American Gods written by Neil Gaiman and read by a full cast Publisher: Harper Audio, 2011 Length: 19 hours and 39 minutes Genre: Fiction, Fantasy/Paranormal Where I Got It: Downloaded it from Audible Why I Read It: Wanted to finally hear what the big fuss was about Neil Gaiman My Rating: 3.5 stars
In Neil Gaiman’s American Gods, every immigrant to America brings with them the gods of their homeland. As the country has grown, however, these gods have been forgotten. New gods—the gods of railroads, cars, media and computers—have arisen and taken their place and their power. But the old gods—stuck in this land that isn’t made for gods—won’t go down without a fight. Mr. Wednesday is attempting to organize the old gods for the coming battle with the new gods. To help him, he’s recruited Shadow—a man whose release from prison coincides with the death of his beloved wife Laura. With nothing left to lose, Shadow agrees to work for Wednesday and finds himself embarking on a long strange trip to some of the holy places of America—all the while catching glimpses into the “backstage” world of the gods.
I’ve been hearing about Neil Gaiman ever since I started blogging and made a mental note to try one of his books. So when Audible had a special on The Tenth Anniversary Edition of American Gods with a full-cast recording, I decided to take the leap into Gaiman land. I’m not sure what I was expecting, but this long rambling book wasn’t it. Perhaps it was the fact that the book was too many things at once: a long road trip, a fantasy book with every mythological creature you’ve ever heard of, a murder mystery, a love story, a commentary on America, a history lesson.
The most interesting aspect of the book was the incarnations of the various gods in their “Americanized” form. If nothing else, the book made me want to run out and purchase a book of myths to learn more about the various incarnations of the gods that immigrants brought with them to America. I’m sure that a really good background on various myths from a variety of countries would greatly enhance the reading experience. (Note: After typing the previous sentence, I found this web site which provides basic information on the gods referenced in the book. Reading through it, I realize that having this information would have made a real difference in my appreciation and enjoyment of the book! In fact, just reading through the web site and seeing what Gaiman has done, is now retroactively making me change my opinion about the book.)
I know that Gaiman first came to prominence with the Sandman graphic novels, and if ever a book cried out for illustrations, American Gods is it. In fact, I think this book would have totally rocked as a graphic novel. The visuals were easy to conjure up in my mind, and as I listened, I was almost picturing such a book in my head.

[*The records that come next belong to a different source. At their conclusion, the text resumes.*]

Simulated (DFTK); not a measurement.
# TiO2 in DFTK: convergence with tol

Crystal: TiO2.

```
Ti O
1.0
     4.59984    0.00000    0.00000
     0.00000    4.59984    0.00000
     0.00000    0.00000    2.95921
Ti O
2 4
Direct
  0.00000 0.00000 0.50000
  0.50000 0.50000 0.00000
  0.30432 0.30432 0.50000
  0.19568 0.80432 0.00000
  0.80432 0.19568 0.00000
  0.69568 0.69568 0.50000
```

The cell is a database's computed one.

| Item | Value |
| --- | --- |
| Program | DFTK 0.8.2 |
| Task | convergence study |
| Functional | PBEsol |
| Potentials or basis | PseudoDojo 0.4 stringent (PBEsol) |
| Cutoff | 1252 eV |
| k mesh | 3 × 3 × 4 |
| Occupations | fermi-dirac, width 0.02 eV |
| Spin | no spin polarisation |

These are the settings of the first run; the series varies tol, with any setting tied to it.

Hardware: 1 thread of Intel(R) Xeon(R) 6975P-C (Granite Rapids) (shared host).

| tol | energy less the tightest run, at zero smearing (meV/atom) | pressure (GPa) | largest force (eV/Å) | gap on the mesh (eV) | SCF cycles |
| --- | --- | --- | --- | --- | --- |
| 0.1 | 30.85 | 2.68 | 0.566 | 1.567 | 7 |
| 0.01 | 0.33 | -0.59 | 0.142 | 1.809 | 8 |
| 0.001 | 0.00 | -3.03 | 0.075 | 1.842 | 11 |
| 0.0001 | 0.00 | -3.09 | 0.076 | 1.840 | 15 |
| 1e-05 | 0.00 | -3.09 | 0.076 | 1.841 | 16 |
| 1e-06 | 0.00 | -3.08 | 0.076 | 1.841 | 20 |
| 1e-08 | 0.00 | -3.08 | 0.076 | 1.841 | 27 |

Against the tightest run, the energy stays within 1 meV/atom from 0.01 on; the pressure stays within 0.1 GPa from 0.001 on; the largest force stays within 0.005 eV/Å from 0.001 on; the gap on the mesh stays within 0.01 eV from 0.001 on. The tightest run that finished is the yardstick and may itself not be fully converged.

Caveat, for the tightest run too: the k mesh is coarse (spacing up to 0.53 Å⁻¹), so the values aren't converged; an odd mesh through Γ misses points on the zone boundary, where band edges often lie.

In the end, I think a really good grounding in mythology would make this a much richer and deeper read/listen. You cannot just go into this book without any knowledge or you’ll find that, on the surface, it is a long and meandering book that can begin to get frustrating. However, if you have a good grounding in mythology (or at least browse through the web site I linked to above before reading), the book might come alive for you in a way that it didn’t for me during my 19 hours of listening.
About the Narration
I love listening to books that have multiple narrators. It makes the book come alive in a very different way. Also, in a long listen like this one, having different voices added variety and interest. It also helped me keep track of who was talking as I got to know the voices of the main characters. Still, all things considered, I think I would have preferred an annotated and illustrated print version of the book (not that such a version exists—but what an awesome idea for the 20th anniversary of the book!!!)